Start with the schema — a contract written in GraphQL SDL (Schema Definition Language). Types describe your domain; root Query and Mutation types define entry points.

type User {
  id: ID!
  email: String!
  displayName: String
  orders(first: Int = 20, after: String): OrderConnection!
  createdAt: DateTime!
}

type Query {
  user(id: ID!): User
  me: User
}

type Mutation {
  updateProfile(input: UpdateProfileInput!): UpdateProfilePayload!
}

Naming and nullability conventions

Use PascalCase for types (OrderLineItem) and camelCase for fields (displayName).
! means non-null. Put it on fields that are always present; avoid blanket ! on every field — nullable types express optional data honestly.
Prefer enums for fixed sets (enum OrderStatus { PENDING PAID SHIPPED }) over stringly-typed status fields.
Use input types for mutation arguments (UpdateProfileInput) so you can add fields without breaking callers.
Return payload types (UpdateProfilePayload { user, errors }) instead of bare entities — room for validation errors without throwing HTTP 400 for business-rule failures.

Publish the schema in your repo and generate types for server resolvers and client SDKs (GraphQL Code Generator, Apollo, gql.tada). Schema-first means the contract leads implementation, not the other way around.

Queries, mutations, and subscriptions

Queries are read operations. They should be side-effect free and safe to retry. Treat them like HTTP GET — idempotent reads only.

Mutations change state: create orders, update profiles, cancel subscriptions. GraphQL sends mutations sequentially by default (not in parallel like sibling query fields), which helps avoid race conditions but can increase latency if clients batch unrelated writes. Design mutations to be atomic per call: one business action per mutation, not a grab-bag of unrelated side effects.

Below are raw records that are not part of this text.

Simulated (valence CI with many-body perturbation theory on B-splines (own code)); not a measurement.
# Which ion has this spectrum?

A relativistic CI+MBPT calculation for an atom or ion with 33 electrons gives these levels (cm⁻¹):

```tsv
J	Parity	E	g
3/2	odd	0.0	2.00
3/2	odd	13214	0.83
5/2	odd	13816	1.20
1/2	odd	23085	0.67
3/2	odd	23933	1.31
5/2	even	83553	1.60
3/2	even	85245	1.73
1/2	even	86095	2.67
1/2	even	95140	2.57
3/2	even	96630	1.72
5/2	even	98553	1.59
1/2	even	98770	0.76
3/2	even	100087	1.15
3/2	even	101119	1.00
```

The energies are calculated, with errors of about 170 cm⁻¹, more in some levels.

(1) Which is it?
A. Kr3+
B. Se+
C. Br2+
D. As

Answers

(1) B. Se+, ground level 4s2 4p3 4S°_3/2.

Subscriptions push real-time updates over WebSockets or SSE. They shine for live feeds — order status, chat, price ticks — but add operational complexity (connection scaling, auth on long-lived sockets). If you only need occasional updates, polling or webhooks may be simpler. For browser push without custom sockets, see WebSockets and SSE.

Resolvers and the N+1 problem

A resolver is a function that fetches data for one field. The default pattern is intuitive: a User.orders resolver loads orders for each user. The trap appears when a query lists 50 users — your server fires 50 separate database queries. That is the N+1 problem.

Fixes, often combined:

DataLoader — batch and cache loads within a single request. Collect all userId values, issue SELECT * FROM orders WHERE user_id IN (...) once, distribute results.
Join at the parent — if clients almost always want orders with users, fetch both in the root resolver with a SQL join.
Lookahead / query planning — inspect the requested field tree before executing and prefetch related data.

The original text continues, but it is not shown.